If you’re not part of the solution, you’re part of the problem.
It may be a trite cliche, but it’s very relevant to the issue of finding enough young people to be drivers and technicians in the future.
Time after time, whether we’re talking about filling trucks or shops, we hear that today’s young people just don’t see these occupations as attractive career options, that their parents and guidance counselors are pushing them toward college, even if kids aren’t really cut out for it.
You may throw up your hands and wonder what possible impact you could have on the situation.
At last month’s meeting of the ATA’s Technology & Maintenance Council, attendees packed a large ballroom for a panel discussion on the technician shortage.
The message in large part was that trucking needs to do more to get the technicians of tomorrow educated and into truck shops.
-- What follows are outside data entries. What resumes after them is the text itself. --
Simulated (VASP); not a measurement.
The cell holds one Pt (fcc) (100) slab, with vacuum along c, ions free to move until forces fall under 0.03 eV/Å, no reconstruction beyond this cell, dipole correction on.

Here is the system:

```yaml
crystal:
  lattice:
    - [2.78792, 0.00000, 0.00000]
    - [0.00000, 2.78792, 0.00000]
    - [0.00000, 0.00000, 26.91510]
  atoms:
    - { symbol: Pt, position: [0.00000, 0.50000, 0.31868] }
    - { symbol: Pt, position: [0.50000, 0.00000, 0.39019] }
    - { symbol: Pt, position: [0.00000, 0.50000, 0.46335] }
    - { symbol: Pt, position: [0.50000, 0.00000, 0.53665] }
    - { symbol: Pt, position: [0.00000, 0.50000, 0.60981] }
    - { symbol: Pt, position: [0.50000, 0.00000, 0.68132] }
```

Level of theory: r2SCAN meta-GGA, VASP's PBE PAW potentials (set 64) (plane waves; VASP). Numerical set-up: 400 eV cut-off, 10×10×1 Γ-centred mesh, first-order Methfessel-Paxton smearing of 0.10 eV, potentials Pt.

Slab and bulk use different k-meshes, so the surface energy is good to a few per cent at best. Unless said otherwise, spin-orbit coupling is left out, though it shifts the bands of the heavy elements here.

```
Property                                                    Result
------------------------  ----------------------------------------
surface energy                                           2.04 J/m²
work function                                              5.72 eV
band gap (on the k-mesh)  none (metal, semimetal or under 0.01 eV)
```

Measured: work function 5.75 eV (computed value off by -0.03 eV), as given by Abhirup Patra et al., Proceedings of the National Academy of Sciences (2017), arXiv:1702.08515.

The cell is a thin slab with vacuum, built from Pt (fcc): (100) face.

George Arrants with Wheeltime noted that the Department of Labor projects that between 2014 and 2024, 76,900 bus and truck mechanics and diesel engine specialists will be needed for both growth and replacement.
“If you’re looking for experienced techs, that number is telling us they don’t exist,” Arrants said. “Stop looking for them.”
However, he said, looking at private and public schools, “We graduate 10,738 medium and heavy truck technicians every year in this country. Where are they going?”
There are three reasons these technicians aren’t ending up in our shops, he said:
1. These schools aren’t teaching what our industry needs. “And this is our fault,” he said. “If you’re not involved with your local schools, you’re part of the problem.”
2. We expect these graduates to be productive on the first day. That’s unrealistic, Arrants said. “We need to mentor this generation.”
3. Someone else is stealing them from us. Arrants contends we need to get schools to stop marketing these programs as “diesel technicians” and focus on medium/heavy trucks. “Industries like wind [power] generation are grabbing our technicians,” he said.
In short, he asked, “Do we have a technician shortage, or are we not taking care of the resources we are provided?”
Also on the panel was Kenneth Calhoun of Truck Centers of Arkansas. He recently spoke to two classes of eighth graders as part of a program called Career Connect, a joint effort with the North Little Rock school district and the local Chamber of Commerce. When he gave them a salary range (that happened to be that of technicians) and asked them what kind of careers they thought could earn that kind of money, the answers were doctor, lawyer, engineer.
“There is no concept that there are such lucrative opportunities in our world,” said Calhoun.
Much the same can be said of getting young people into driving and other trucking-industry jobs. We need to get involved in local schools. Sponsor a shop program. Bring trucks to driver’s ed classes to teach about blind spots. Reach out to elementary schools, to Boy Scouts and Girl Scouts. Offer to bring a truck or have them tour your shop. Encourage drivers to join the Trucker Buddy pen-pal program with elementary school students. Get involved with — or start — a local “touch a truck” charity event.
Much is made these days of getting kids interested in STEM (science, technology, engineering and math). But why should these areas have to be limited to college careers? There’s plenty of STEM involved in spec’ing and maintaining equipment.
Trucking should take advantage of this and expose students to the engines and technology used in today’s trucks. Maybe some of these students will grow up to be engineers who design new engines. And maybe some will grow up to work on them.